Russ & Daughters’ | Go For the Food-NYC
This undated historic image provided by Russ & Daughters shows Russ & Daughters’ take-out shop on the Lower East Side of New York City, which sells traditional Jewish appetizing foods to go like smoked fish and chopped liver. The business was founded in 1914, and this year the fourth generation to run the store opened a sit-down cafe nearby. AP Photo/Russ & Daughters

NEW YORK – Russ & Daughters has been a New York City institution on the Lower East Side for 100 years, a deli selling what’s known as “appetizing” – traditional foods like bagels and lox that were brought here from Eastern Europe by Jewish immigrants, but are now standard breakfast and brunch fare around the city and beyond.

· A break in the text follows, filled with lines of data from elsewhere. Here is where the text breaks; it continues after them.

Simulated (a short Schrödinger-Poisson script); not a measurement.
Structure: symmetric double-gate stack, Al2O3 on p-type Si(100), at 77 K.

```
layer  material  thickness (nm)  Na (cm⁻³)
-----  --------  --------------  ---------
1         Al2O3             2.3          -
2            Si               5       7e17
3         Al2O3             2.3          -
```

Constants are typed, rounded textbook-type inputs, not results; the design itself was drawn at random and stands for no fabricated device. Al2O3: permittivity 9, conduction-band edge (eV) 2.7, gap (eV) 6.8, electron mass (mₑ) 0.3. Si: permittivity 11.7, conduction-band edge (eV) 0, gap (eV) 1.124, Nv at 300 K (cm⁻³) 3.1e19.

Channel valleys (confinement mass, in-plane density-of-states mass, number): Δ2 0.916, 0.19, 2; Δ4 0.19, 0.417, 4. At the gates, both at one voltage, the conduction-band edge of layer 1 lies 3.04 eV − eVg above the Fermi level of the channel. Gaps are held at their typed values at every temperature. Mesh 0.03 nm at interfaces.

Fortunately for tourists who don’t have a kitchen to take these goodies home to – and anyone else who’d prefer their chopped liver sitting down rather than to go – Russ & Daughters opened a cafe earlier this year three blocks from the store. It’s run by cousins Josh Russ Tupper and Niki Russ Federman, the fourth generation of Russes in the family business. They’re the great-grandchildren of the founder, the late Joel Russ, a Polish immigrant who sold food from a pushcart before opening a store in 1914.

Not only does the cafe food stand up to the store’s hallowed reputation, but the entire experience of dining there is just a load of fun. There are nods to the original Russ & Daughters, like enormous hunks of salmon in glass display cases and the menu’s retro typeface, which echoes the neon sign on the takeout shop. Many menu items are named with a charming wink at Yiddish – combo plates like “Mensch” and “Shtetl.” Diners sit beneath lit-up signs for “PICKLES FROM THE BARREL” and “BELLY LOX.”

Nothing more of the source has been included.